Comics are often told that to make a proper splash at the Edinburgh Fringe you've got to have a theme, and raise a few issues, get people thinking. Sadia Azmat has a useful head-start in this respect as for the last few years she's been working in call-centres of varying descriptions, and offers some useful advice for those who've been flummoxed by the things over the years, i.e. absolutely everyone.
Taking on her first Fringe, Azmat has tapped into a rich comic vein here. It's a topic that crops up regularly on stand-up stages but usually only from the punters' point of view, whereas she's more than happy to divulge a few trade secrets. The anecdotes about her days in the insurance-selling game confirm how unscrupulous such firms can be.

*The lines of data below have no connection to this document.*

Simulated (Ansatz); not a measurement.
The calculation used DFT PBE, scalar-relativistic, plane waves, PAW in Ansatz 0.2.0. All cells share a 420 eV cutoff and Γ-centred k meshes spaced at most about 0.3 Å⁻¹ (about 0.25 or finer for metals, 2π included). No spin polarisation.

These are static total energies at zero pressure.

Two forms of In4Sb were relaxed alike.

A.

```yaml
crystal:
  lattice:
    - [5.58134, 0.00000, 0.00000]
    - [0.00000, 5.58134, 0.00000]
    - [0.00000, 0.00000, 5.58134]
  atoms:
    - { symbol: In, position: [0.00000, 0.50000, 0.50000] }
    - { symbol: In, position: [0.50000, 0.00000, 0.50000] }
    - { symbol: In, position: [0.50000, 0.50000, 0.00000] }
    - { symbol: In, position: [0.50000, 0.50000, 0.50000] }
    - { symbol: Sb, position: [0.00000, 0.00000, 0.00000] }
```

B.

As an Essex-born Asian she also has an interesting point of view on that most touchy of customer service-based issues, the Indian call-centre, and in the second half of this show moves on to more general cross-cultural issues, her difficulties in the UK job market, and the requisite Asian mum gag (but with a nice callback).
Given her relative inexperience Azmat is a confident, calming presence onstage and off, with an impressive quillful of quips and set-pieces. Structurally this debut is well-designed too - it's directed by Fringe veteran Deborah Frances-White - with a fine flow, a splash of improv and a well-designed ending, including an enjoyable dig at a few big-name comics.
It also clocks in at a pleasingly concise 30 minutes, in a workday lunchtime slot, so she won't keep you tied up for long.